My understanding to "a hardware support for any operation" is that
this operation does not have to be coded neither by the ordinary user
nor in the OS. It is implemented without *wasting any CPU memory
cycle*.

However, I find it hard to understand how this can be done when
updating the Valid Bit/Dirty Bit/ Use (modified bit)

Let's consider each bit separately

1- Valid Bit: i understand the utility of this bit. But what does
hardware support for "valid bit" stand exactly for? Does it mean
this bit is checked once a page table entry is read and loaded into a
memory management unit (MMU) register? I mean is there an AND operator
to check if this bit is one or zero, so that the CPU is interrupted if
the valid bit is zero.
I looked desperately in google for detailed hardware architecture of
the Memory Management Unit (MMU) but in vain...any link?

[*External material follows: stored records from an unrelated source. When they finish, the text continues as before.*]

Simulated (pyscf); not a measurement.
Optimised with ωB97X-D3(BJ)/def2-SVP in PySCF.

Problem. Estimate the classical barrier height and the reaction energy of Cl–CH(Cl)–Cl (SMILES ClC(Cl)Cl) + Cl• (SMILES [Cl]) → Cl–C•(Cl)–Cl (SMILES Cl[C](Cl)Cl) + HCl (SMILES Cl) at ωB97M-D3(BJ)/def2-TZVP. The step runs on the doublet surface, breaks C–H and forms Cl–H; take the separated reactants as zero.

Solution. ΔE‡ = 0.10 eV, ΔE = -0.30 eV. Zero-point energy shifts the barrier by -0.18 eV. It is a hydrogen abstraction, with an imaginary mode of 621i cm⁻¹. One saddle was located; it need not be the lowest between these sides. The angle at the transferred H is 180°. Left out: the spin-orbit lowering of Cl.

Also it claimed that the OS set all page table entries valid bits to
zero once it allocates a page table to a process. Does it have to be an
entry by entry write operation?


2- Dirty Bit/Use bit: those are in particularly important in Virtual
memory. They are part of each page table entry. i really don't
understand how those bits are set without losing CPU cycles. I don't
believe that the DRAM has a set bit line to set/reset these bits. Am I
wrong????

In http://www.stanford.edu/class/cs140/projects/pintos/pintos_5.html
, section 5.1.2.3

the author states
"Most of the page table is under the control of the operating system,
but two bits in each page table entry are also manipulated by the CPU.
On any read or write to the page referenced by a PTE, the CPU sets the
PTE's accessed bit to 1; on any write, the CPU sets the dirty bit to 1.
The CPU never resets these bits to 0, but the OS may do so."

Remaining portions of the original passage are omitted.